You might not understand if your first listen was the tiresomely titled "Como Se Dice Seņorita Act 1: The Layman's Lament," where the word "quesadilla" makes its appearance about ten seconds into the song. But even within the most outlandish romps, lyrics reveal these picaroons can be darker than they seem. Between manic fiddlin' and wailing melodies, "Como Se Dice" hastily slips hints of waiting and heartbreak. "Every Time I Make A Girl Cry I Know I've Done My Job" bounces confidently, casually numb, cursing, I'm not grateful for anything that I have. Not the food on my plate, not the clothes on my back. ... Not the upper-middle class life that I know.
But all duplicity and denial jump ship in "Feel It In The Air," which is much more straightforward in baring the band's vulnerability. The oblique moans of guitar and vocals ring like Radiohead with their melancholic desperation. Songs like "I Have A Dream" make it clear that these guys are no landlubbers when it comes to fast and furious, either. Conjecture stands on belvederes, screams come one come all and hear, the song spits suggesting a bit of cynical social commentary. Destined to take, to spend, to die. I've got a dream so follow me. On other tracks, the band's twangy side more familiarly backs a narrative know-how that would threaten the Decemberists. One such saga, "Arlee Hayes," the tale of a young man who finds his "own decay" when he leaves his love to go to war, could be dolefully sung between pitchers of ale behind the doors of a saloon.

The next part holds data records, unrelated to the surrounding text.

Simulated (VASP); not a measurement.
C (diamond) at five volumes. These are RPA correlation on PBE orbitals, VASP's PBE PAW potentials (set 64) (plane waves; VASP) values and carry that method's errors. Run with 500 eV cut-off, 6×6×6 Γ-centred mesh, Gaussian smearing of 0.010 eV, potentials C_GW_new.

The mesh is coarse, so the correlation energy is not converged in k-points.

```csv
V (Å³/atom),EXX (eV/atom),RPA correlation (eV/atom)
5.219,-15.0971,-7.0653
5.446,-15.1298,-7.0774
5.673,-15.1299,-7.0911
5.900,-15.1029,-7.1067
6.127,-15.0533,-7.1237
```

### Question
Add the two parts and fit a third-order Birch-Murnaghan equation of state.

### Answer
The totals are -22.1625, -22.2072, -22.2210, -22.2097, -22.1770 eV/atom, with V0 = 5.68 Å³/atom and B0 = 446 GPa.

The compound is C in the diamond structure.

Frontman Nathan Bond readily admits that the lyrics he writes are often "more fantastic ideas of things I experience...a narrative for something that at its heart is truly about something I've been through," inviting us to question what kind of backstabbing and misery he must have been shot with to create songs so bitter and yet hauntingly blithe. But make no mistake; there is nothing pedestrian or--dare I say it--emo about this. Play through the intricate tides of circusy melodies and seasick harmonies and mandolin and banjo wars and sigh-filled chronicles and you'll find yourself engulfed.
The Sea and The Beast is actually over a year old, which leaves me eagerly wondering how much farther this band could have grown in the last year, but it doesn't hit indie record stores nationwide until March 4th. Noted as "the king of Orlando's indie-rock scene" by the Orlando Sentinel and one of Rolling Stone's best bands on MySpace, you can be sure that the seadogs of Band Marino aren't about to sink.